I have ack
(the searching tool) "installed" as a single file at C:\ack\bin\ack.pl
on a Windows 10 machine and was wondering how to make it executable from the powershell window and other terminals.
I wanted to do it ideally without touching the PATHEXT
variable and associating an interpreter to the extension because that has system-wide consequences. I'm only really after a shebang workalike.
First I wrote a batch script wrapper around it (ack.bat
).
@echo off
perl.exe %~dp0\ack.pl %*
But, that has the annoying property of handling interruptions via ^C
with an are you sure?
prompt.
Terminate batch job (Y/N)? y
I was curious how to make something interruptible without prompting and tried looking for an equivalent of the exec*
system calls on Windows. Then I came across this answer on ServerFault which complains about the same problem and suggests generating a C program as a potential solution.
I wrote a C++ wrapper that does the trick, but it turned out quite a bit uglier than I would have liked.

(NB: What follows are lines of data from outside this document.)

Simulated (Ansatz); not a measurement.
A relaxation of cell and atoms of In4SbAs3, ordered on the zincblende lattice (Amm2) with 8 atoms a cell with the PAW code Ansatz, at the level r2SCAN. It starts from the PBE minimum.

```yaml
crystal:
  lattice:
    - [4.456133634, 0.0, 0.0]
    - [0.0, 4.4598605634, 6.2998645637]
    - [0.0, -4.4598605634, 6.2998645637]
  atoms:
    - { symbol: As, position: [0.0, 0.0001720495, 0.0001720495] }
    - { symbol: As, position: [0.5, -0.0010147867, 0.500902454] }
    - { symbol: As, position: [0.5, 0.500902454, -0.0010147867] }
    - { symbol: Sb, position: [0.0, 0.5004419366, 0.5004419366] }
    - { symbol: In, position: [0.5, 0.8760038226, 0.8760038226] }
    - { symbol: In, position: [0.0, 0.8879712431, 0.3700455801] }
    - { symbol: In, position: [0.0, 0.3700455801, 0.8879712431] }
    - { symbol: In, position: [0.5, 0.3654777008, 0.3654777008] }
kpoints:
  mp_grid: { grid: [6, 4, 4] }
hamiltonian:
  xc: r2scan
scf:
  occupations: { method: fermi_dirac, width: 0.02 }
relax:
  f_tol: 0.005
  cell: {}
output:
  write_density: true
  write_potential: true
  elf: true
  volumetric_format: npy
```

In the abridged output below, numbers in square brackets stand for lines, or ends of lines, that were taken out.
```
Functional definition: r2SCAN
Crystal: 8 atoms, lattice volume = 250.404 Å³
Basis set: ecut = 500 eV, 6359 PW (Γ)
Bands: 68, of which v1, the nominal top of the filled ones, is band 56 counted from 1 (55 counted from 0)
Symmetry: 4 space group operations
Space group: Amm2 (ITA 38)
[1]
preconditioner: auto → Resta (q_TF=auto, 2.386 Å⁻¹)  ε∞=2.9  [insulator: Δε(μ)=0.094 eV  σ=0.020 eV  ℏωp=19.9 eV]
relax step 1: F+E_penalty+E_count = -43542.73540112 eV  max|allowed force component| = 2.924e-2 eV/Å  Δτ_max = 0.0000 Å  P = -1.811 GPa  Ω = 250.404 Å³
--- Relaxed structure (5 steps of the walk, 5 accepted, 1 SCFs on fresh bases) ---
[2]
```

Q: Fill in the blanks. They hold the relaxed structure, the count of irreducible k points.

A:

// The strings in this file are UTF-16LE for compat with the win32 api
// The source code itself is in UTF-8.
#include <windows.h> // GetCommandLineW
#include <iostream> // wcout
#include <string> // wstring
#include <cassert> // assert
#include <utility> // pair
#include <deque> // deque, size_type
// always debug. Assert is only used when we actually want to
// crash the wrapper process.
#undef NDEBUG
// unsigned index type, probably good enough for traversing
// a vector or deque
typedef std::deque<char>::size_type uidx;
// interpreter_name must be absolute path
std::wstring interpreter_name = %%%%INTERPETER_NAME%%%% ;
std::wstring script_name = %%%%SCRIPT_NAME%%%% ;
class Reaper {
public:
HANDLE job_handle;
JOBOBJECT_EXTENDED_LIMIT_INFORMATION limit_info;
Reaper() {
job_handle = CreateJobObject(NULL, NULL);
assert(job_handle != NULL);
limit_info = { 0 };
limit_info.BasicLimitInformation.LimitFlags = JOB_OBJECT_LIMIT_KILL_ON_JOB_CLOSE;
DWORD set_success = SetInformationJobObject(
job_handle,
JobObjectExtendedLimitInformation,
&limit_info,
sizeof(limit_info));
assert(set_success);
}
};
Reaper& get_reaper(void) {
static Reaper r;
return r;
}
// the leading int is the error code.
std::pair<DWORD, std::deque<std::wstring>> argvw_of_cmdline(std::wstring command_line) {
LPCWSTR cmd_line = command_line.c_str();
int count = 0;
LPWSTR *the_processed_args = CommandLineToArgvW(
cmd_line, &count
);
// first we handle the error case
if (the_processed_args == nullptr) {
return {GetLastError(), std::deque<std::wstring>()};
} else {
std::deque<std::wstring> s;
for (int i = 0; i < count; ++i) {
s.push_back(the_processed_args[i]);
}
return {0, s};
}
}
std::wstring escape_string(std::wstring ws) {
bool contains_suspect_char = (std::wstring::npos != ws.find_first_of(L"\"" L"\\"));
if (contains_suspect_char) {
std::wstring out(L"\"");
for (uidx i = 0; i < ws.size(); ++i) {
if (ws[i] == L'"' || ws[i] == L'\\') {
out += L'\\';
out += ws[i];
} else {
out += ws[i];
}
}
out += L'"';
return out;
} else {
return ws;
}
}
std::wstring cmdline_of_argvw(const std::deque<std::wstring> &argvw) {
std::wstring the_line(L"");
// this is okay even if the deque is empty
// because the loop will be traversed zero times.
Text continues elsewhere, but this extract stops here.